Webb-Pullman to CPDS: Cuba, Gaza besieged
The Gaza Center for Political and Development Studies held a lecture on Tuesday entitled “Resistance in Latin America”, delivered by Julie Webb-Pullman, an activist from New Zealand and an election observer in Latin America, who spent much time traveling there. The lecture, attended by Gazan and pro-Palestinian activists, is the first at CPDS to discuss a topic of this kind.
“There had been more than 57 U.S. military interventions in Latin America since 1890. This includes Cuba, Venezuela, Guatemala, Nicaragua, El Salvador, Honduras, Mexico”, said Webb-Pullman.
To respond to this, Dr. Gilo Muiragui, a social economist form Ecuador, added Pullman, identified four necessities: the necessity to eat, from which arises the economy, the necessity to be understood in order to live and act in society, from which arises culture, the necessity to make and implement decisions in the name of the community, from which arises the ‘politics’, and the necessity to defend physically from aggressions and impositions, from which arises military.
There are similarities between Latin America and Palestine in terms of suffering from occupation and intervention. The conditions in Cuba over the last 40 years is not so different than the conditions in Palestine.
“In Cuba, they successfully resisted an armed invasion by about 1,500 CIA-trained Cuban exiles at the Bay of Pigs. The economic blockade imposed in 1962, still in effect. Cuba lost 80% of imports and exports almost overnight, with fall of Soviet bloc. There was a severe shortage of gasoline, diesel and food and
electricity for 16 hours per day. They waited for hours for public transport, in spite of the tough conditions. During the 1990s ‘Special Period’, only 30,000 left the country”, she noted.
Literacy in Palestine is the lowest in the world, say experts. Despite the miserable life refugees lead, they are still interested in education and make it priority over other things.

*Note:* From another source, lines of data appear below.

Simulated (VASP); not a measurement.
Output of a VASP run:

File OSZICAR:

“In Cuba, they have high levels of literacy and education, commitment to the socialist ideology, a culture of mutual aid since the revolution, top-down governance, faith in Fidel Castro’s leadership, and easing of material conditions through tourism income, co-operation with Venezuela – oil for doctors/teachers”, she stressed.
Latin America, for its strategic geographical location, experienced American intervention like the military coup in Honduras.
“19 journalists murdered since June 2009 coup that ousted democratically-elected President Manuel Zelaya, at least 17 of whom were critical of the coup regime.
None of these murders have been investigated or the perpetrators brought to justice.
There have been at least 65 other extrajudicial killings, including 30 farmers, and other protestors”.
“In Oaxaca, violations including legal, psychosocial and health, and communications sectors took place. In addition to harassment and threats to defenders of human rights, women and indigenous individuals and communities”, she continued.
“In CHIAPAS, the Zapatistas took control. In 2001, in spite of the “March for Indigenous Unity”, Congress introduced anti-Indigenous law. Zapatistas encouraged formation of autonomous rebel Zapatista municipalities”, she added. “Many lack electricity and potable water”.
For learning from other nations struggles is beneficial, there are lessons to learn, she continued. “What is needed is new forms of government and resurrection of successful forms from the past”, she said.
The lecture is one in series CPDS held lately to make use of other national movements’ struggles around the world to contribute to the Palestinian just, yet not well-know, cause.